As reported by the Senate Committee on Armed Services on May 19, 2015
S. 1376 would authorize appropriations totaling an estimated $604.6 billion for fiscal year 2016 for the military functions of the Department of Defense (DoD), for certain activities of the Department of Energy (DOE), and for other purposes. In addition, S. 1376 would prescribe personnel strengths for each active-duty and selected-reserve component of the U.S. armed forces.
If appropriated, $515.5 billion of the authorized amounts would count against the defense cap for 2016 set in the Budget Control Act of 2011 (BCA), as amended. Another $0.2 billion would count against the nondefense cap. An additional $88.9 billion would be authorized for overseas contingency operations (OCO) that, if appropriated, would not count against the caps; of that amount, $49.9 billion would be for war-related activities, while the remaining $39.0 billion would be used for “base budget” activities that in recent years have counted against the defense caps. CBO estimates that appropriation of the authorized amounts would result in outlays of $589.2 billion over the 2016-2020 period.
The bill also contains provisions that would affect the costs of defense programs funded through discretionary appropriations in 2017 and future years. Those provisions would affect force structure, DoD compensation and health care benefits, the uniformed services retirement system, and other programs and activities. CBO has analyzed the costs of a select number of those provisions and estimates that they would, on a net basis, lower the amount of appropriations needed to implement defense programs relative to current law by about $17.8 billion over the 2017-2020 period. The effects of those reductions are not included in the total amount of outlays mentioned above because funding for those activities would be covered by specific authorizations in future years.

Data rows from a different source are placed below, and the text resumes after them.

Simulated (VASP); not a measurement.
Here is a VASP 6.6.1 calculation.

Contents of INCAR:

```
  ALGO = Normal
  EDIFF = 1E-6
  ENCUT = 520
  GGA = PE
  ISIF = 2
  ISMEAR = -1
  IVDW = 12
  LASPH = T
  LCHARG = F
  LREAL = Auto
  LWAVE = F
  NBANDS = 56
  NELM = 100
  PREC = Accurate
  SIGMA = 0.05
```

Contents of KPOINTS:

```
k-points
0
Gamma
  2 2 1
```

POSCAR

In addition, S. 1376 contains provisions that would affect direct spending and revenues. CBO estimates that provisions affecting direct spending would, on net, decrease outlays by $2.2 billion over the 2016-2020 period, and by $4.9 billion over the 2016-2025 period. CBO and the staff of the Joint Committee on Taxation (JCT) estimate that enacting the bill would reduce revenues by $0.2 billion over the 2018-2020 period, and by $1.1 billion over the 2018-2025 period. In total, enactment of the bill would decrease the deficit by an estimated $2.0 billion over the 2016-2020 period, and by $3.8 billion over the 2016-2025 period.